- Posted September 27, 2011 by
This iReport is part of an assignment:
Boot camp: Headline writing & story building
My Final Story
1. He Wears a "Blue Collar"
2. Life of a Blue Collar Worker
3. 13 hours for $3.5
Based on the Philippine Labor Force Survey (LFS), about 37.1 million Filipinos are employed as of July 2011. This figure was 2.4 percent higher than the 36.2 million employed Filipinos posted in July 2010. Laborers and unskilled workers comprised 32.6 percent of the total employed population, making them the largest workforce. This occupation group is descriptively known as the “blue-collar workers.” Workers who fall under this category generally do unskilled tasks or manual labor and usually have low income.
Gie Paderna, 25 years old, is one of the many Filipino blue collar workers. He has worked as a store vendor at Cabuyao Market Place, Laguna province. The store sells eggs, plastic bags and cooking oil. He interacts with customers literally every day. As a store vendor, he is responsible for the customers’ satisfaction, store inventories, order processing, and the store’s orderliness.

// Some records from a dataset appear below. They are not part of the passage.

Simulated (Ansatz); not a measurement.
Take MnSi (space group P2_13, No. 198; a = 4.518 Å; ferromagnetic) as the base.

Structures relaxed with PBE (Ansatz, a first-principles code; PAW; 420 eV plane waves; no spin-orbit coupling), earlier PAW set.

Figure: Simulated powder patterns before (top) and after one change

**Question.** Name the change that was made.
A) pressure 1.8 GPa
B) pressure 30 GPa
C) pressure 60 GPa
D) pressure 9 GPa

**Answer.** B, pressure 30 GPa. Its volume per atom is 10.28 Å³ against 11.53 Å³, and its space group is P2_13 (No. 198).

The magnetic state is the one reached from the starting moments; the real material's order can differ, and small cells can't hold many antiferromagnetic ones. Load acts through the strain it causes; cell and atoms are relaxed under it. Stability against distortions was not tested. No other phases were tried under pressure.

Gie started working at the age of 17. They are nine in the family, including his parents. He attended college for one semester with Management as his course and opted not to continue because of financial matter. “I am working very hard not just for myself, but for my parents and most importantly, for my family,” says Gie.
Currently, Gie works from 6:30 AM until 7:30 PM, total of 13 hours a day. He earns a monthly salary of $105, or $3.5 each day. Last year, his salary was $93. In short, he works 13 hours a day for $3.5. If the store sold more than the usual, he would get an incentive. He does not have any day-off; hence he works literally every day. A report published in 1997 by the Pacific Bridge Incorporated showed that in the Philippines, the rural minimum blue collar wage is as low as $4.50 a day while the minimum wage in Manila (capital of Philippines) is about $5.60. After almost 13 years, blue collar wages in the country still remain low. Many labor organizations in the Philippines persistently protest this issue of salary increase.
In terms of employee-employer relationship, Gie is glad to say that he does have a good relationship with his employer. “We are okay. In fact, I could borrow money from him. Also, if I am sick he would help me financially and my salary is still the same, no deduction.” Gie got easily accepted from his job. According to him, he just passed a simple Biodata and that was it. One of his brothers is also a store vendor at the store where he works, who earns as same as him.
One of the main mandatory benefits of employees in the Philippines is the Social Security System (SSS). The scopes of SSS benefits are employees’ sickness, maternity, retirement, disability, death and funeral, and compensation. Under the Philippine law, “All persons under the age of 60 who earn income from employment of more than P1,000 per month are required to contribute to the SSS.” According to Gie, he is an SSS member but is not sure of the benefits. Unlike him, a great number of self-employed workers and their employees are not SSS members. Based on the study of Dr. Bach M. Macaraya, there are several reasons for this. First, the income of the self-employed is low. Second, offices of the SSS are often located in urban areas. Lastly, self-employed are unaware of the importance of social security. The latter reason is what the most prevalent. He suggested an intensive information campaign of the importance of SSS from the government.
As a worker, Gie does not want to join those workers who conduct rallies about issues regarding employees’ rights and benefits. He said that it is nonsense. Moreover, he knows his rights as a worker but is not aware of the Labor Code of the Philippines. “What I am aware of is the fact that I am working legally. I believe this is more important. I have my family to support.” Finally, his working principles are to help increase the store’s sales and to help his employer.
As Gie put it this way, his work is both easy and hard. He is satisfied with his job and dreams of having his own business to run. He personally does not care of wearing a "blue collar" tag.